The Crossbow: Weapon of the Devil

In 1139, Pope Innocent II issued a papal bull forbidding the use of crossbows.

According to Webster, a crossbow is a weapon for shooting quarrels that consists of a short bow mounted crosswise near the end of a stock. According to the Pope, the crossbow was an instrument of Satan, hateful to God and unfit for Christians.

So what was the Pope's beef with the crossbow? To a modern audience, a ban on a lethal weapon does not seem so strange. Maybe the Pope just wanted to reduce bloodshed among Christians, yet such a ban was unheard of in the 12th century.

The Church clearly had no problem with Christian violence. They'd already sent the rulers of Europe on one crusade at the end of the 11th century and would do so twice more in the 12th century alone. So how do we explain this unprecedented prohibition on the crossbow?

The answer is simple: the crossbow threatened to undermine the very foundations of medieval society.

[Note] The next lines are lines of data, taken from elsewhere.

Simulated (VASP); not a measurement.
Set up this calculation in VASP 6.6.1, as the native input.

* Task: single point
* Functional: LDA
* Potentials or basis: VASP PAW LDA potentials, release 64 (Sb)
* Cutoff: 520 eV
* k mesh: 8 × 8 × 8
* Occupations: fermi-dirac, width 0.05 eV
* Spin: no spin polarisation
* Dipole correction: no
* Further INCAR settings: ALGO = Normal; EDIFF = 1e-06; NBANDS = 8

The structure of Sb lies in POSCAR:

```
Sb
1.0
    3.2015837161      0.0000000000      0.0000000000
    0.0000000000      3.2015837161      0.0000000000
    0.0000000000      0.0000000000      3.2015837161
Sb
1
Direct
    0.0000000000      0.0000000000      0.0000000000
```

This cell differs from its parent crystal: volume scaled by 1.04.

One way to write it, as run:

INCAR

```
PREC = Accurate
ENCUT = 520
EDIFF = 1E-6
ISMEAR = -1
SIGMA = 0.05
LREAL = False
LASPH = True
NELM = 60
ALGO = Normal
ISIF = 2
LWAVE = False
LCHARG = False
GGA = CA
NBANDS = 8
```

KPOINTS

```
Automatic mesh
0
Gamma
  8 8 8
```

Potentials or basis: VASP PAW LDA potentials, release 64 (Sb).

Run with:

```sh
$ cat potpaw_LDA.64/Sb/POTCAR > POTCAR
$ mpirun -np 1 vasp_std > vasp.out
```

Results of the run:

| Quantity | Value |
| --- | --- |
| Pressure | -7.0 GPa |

Crossbow vs. Armored Knight

You see, before the crossbow came on the scene, the ultimate killing machine in Western Europe was the armored knight. Their mounts made them quick and maneuverable, while their armor made them nearly invincible. The only force that could challenge an armored knight was another armored knight.

However, these knights were dreadfully expensive to outfit and maintain. The knights themselves required nearly a decade of training. Their arms and armor required skilled craftsmen and lots of metal, and their horses consumed vast amounts of food.

By contrast, a crossbowman didn't require much training at all. With its simple point-and-click interface, a couple of weeks was all it took to master the crossbow. A crossbow is a relatively cheap piece of equipment. It requires very little metal, especially compared to a full set of plate armor. Most importantly, using a crossbow doesn't entail feeding a horse all year just to go to battle for a couple weeks.

Yet that was not the worst of it. For you see, the crossbow packs a great deal of punch into a bolt - enough punch, in fact, to pierce through plate armor, the very thing that made the armored knight seem invincible.

This meant that a knight - a member of the nobility, Europe's apex warrior - with his expensive armor, horse, and a lifetime of training could be brought down by a peasant with a week's training and a crossbow.

The Armored Knight's Importance to Feudal Society

Big deal, you might say; new technology replaces old technology. This sort of thing happens so much in our world today that it's hard to remember that entire ways of life can come to be built upon a technology and its replacement can upset an entire civilization. Such was the case in Medieval Europe.

The overturn of the armored knight would not have been such a big deal were it not for the fact that Charlemagne had engineered the entire feudal system for the purpose of generating armored knights for his army.

In the Roman Empire, membership in the aristocracy had been limited to those from ancient families - or those with enormous wealth and land that went with being from an ancient family. In Charlemagne's time, all the ancient families were dead and forgotten, what wealth there was had long been pillaged, and the land was an open frontier, owned by no man.

Recognizing the importance of the armored knight in warfare and having limited resources at his disposal, Charlemagne had taken his greatest and most loyal warriors and made an aristocracy of them by giving them plots of land to rule, or fiefs. These fiefs were enough to support the newly made lord, allowing him to train and outfit knights.

In exchange for his fief, the feudal lord provided armored knights and foot soldiers to his king when he called. This feudal system allowed Charlemagne to call on a powerful army without having to outfit and train them himself.

Thus, in essence, the entire aristocracy of Medieval Europe owed their lofty position to the importance of knights on the battlefield. If a peasant with a crossbow could take down an aristocratic knight, what was the point in having aristocrats? What purpose did the aristocracy serve any longer?